On Mon, Nov 24, 2008 at 8:35 PM, Luca de Alfaro luca@dealfaro.org wrote: [snip]
So I don't think based on what you say that the system is tripping over diffs.
For example: I can't figure out why the text in the image caption is colored here http://wiki-trust.cse.ucsc.edu/index.php/Digital_room_correction
I couldn't initially figure out why *anything* above the external link section was colored… though the inability to diff contributed to that.
On Mon, Nov 24, 2008 at 8:22 PM, Luca de Alfaro luca@dealfaro.org wrote:
I agree with Gregory that it is very useful to quantify the usefulness of trust information on text -- otherwise, all comparison are very subjective. In our WikiSym 08 paper, we measure various parameters of the "trust" coloring we compute, including:
- Recall of deletions. Only 3.4% of text is in the lower half of trust
values, yet this is 66% of the text that is deleted in the very next revision.
- Precision of deletions. Text is the bottom half of trust values has
probability 33% of being deleted in the next revision, agaist a probability of 1.9% for general text. The deletion probability raises to 62% for text in the bottom 20% of trust values.
- We study the correlation between the trust of a word, sampled at random
in all revisions, and the future lifespan of a word (correcting for the finite horizon effect due to the finite number of revisions in each article), showing positive correlation.
[snip]
These performance metrics are better than I would have guessed from browsing through the output. How does the color mapping reflect the trust values? Basically when I use it I see a *lot* of colored things which are perfectly fine. At least for me, the difference between shades is far less cognitively significant than colored vs non-colored, so that may be the source of my confusion.

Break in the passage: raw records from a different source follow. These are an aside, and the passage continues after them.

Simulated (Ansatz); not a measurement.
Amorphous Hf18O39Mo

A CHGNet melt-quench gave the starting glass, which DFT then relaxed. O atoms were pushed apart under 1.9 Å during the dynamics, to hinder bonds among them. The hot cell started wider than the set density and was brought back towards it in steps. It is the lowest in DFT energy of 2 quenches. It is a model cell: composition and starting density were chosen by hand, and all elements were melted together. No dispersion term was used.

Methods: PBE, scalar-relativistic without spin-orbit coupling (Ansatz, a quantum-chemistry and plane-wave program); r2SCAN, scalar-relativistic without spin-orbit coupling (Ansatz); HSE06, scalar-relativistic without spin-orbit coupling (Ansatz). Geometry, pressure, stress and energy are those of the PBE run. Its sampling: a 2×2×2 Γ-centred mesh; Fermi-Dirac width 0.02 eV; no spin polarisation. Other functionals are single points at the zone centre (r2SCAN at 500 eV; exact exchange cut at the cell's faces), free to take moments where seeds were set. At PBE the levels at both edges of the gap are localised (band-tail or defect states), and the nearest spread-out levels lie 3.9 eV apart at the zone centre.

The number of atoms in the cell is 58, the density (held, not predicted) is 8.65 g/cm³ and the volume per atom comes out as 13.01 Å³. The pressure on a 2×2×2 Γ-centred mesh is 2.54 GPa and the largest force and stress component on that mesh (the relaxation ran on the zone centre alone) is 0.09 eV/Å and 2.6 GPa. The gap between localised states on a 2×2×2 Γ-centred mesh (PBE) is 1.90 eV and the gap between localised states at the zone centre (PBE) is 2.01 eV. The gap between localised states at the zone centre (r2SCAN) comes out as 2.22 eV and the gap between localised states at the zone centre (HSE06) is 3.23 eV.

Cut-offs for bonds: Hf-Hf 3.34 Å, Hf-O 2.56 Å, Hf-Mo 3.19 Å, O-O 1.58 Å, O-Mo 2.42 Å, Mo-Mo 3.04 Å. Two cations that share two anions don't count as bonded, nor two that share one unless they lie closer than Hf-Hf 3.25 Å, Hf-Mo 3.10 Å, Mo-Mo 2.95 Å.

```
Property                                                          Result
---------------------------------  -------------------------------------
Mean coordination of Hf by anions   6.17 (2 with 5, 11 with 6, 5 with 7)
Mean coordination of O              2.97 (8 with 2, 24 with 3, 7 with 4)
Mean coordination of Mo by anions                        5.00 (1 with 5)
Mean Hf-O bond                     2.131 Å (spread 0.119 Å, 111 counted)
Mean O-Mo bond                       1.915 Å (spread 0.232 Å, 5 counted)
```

Have you compared your system to a simple toy trust metric? I'd propose "revisions by users in their first week and before their first 7 (?) edits are untrusted". This reflects the existing automatic trust system on the site (auto-confirmation), and also reflects the a type of trust checking applied manually by editors. I think thats the bar any more sophisticated trust metric needs to outperform.
Thank you so much for your response!